The comet was at its brightest in the end of August and at the beginning of September. At that time, when the head was just visible above the eastern horizon in the morning sky, the tail stretched out past the mid-heaven towards the west, or was nearly 100° in length.

Many chroniclers of the time linked the appearance of this comet to the death of Pope Urban IV. It is said that he fell ill on July 17, the exact day the comet appeared. He later died on the exact date it disappeared, October 3, 1264. It was said that the "prodigy of a hairy star" brought upon his illness, and "slipped away when the job was finished". Giovanni Pontano would describe in his Commentarii in centum Claudii Ptolemaei sententias a series of deadly events that were said to have occurred several years after the comet had appeared.

Observation[]

The comet was visible and observed in Europe, China, Korea, and Japan. The descriptions written by the Chinese astronomers are identical to those of the European ones.

Alleged connections to the Great Comet of 1556[]

Some astronomers have speculated that this may be the same comet as the Great Comet of 1556. Alexandre Guy Pingré in his Cométographie (1783) calculated the comet's parabolic orbit and found great similarities to the Comet of 1556. The comet of 1264 "is very probably the same as that of 1556; its periodical revolution is about 292 years; and its return may consequently be expected about 1848", said Pingré. The comet did not reappear in 1848.
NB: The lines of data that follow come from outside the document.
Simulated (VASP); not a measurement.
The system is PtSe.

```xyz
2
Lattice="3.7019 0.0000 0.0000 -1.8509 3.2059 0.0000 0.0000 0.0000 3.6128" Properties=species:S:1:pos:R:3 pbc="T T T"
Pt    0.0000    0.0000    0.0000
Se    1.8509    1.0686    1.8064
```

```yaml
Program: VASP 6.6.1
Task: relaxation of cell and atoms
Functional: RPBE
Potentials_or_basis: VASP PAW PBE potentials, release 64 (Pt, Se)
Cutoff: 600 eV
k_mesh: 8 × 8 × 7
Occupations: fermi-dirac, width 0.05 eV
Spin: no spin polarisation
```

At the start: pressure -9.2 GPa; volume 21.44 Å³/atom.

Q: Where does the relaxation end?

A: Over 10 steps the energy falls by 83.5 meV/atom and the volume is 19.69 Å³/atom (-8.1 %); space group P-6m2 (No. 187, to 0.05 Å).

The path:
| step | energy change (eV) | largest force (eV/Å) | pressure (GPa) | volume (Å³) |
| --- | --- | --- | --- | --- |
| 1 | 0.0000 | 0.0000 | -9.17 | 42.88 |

John Russell Hind said in On the expected return of the great comet of 1264 and 1556: "My calculations relating to the Comet have been pretty extensive, and I have not omitted to examine closely all the circumstances recorded respecting it. The conclusion at which I have arrived is this,-- that there is a very high probability in favour of the supposed identity of the Comets of 1264 and 1556".

Amédée Guillemin would write in 1877; "Its return was first expected in 1848. 'But 1849, 1850, 1851, and 1852 have passed, and the great comet has failed to appear!' ... Splendid comets appeared in 1858, 1861, and 1862, but the comet of Charles V. never returned... [T]he comet of 1264 and 1556 must be considered lost; and if in reality merely accidental causes prevented its being observed, and it should appear again, it will be our descendants in the twenty-second century who will have the satisfaction of celebrating its return"

Comets sometimes disappear because or obital derangement from an ellipse to a parabola or a hyperbola. Sir Isaac Newton showed that a body controlled by the Sun moves in a conic section - that is, an ellipse, a parabola or a hyperbola. Because the latter two are open curves, a comet which pursued such a path would go off into space never to reappear. A derangement of orbit from closed to open curve has doubtless happened often.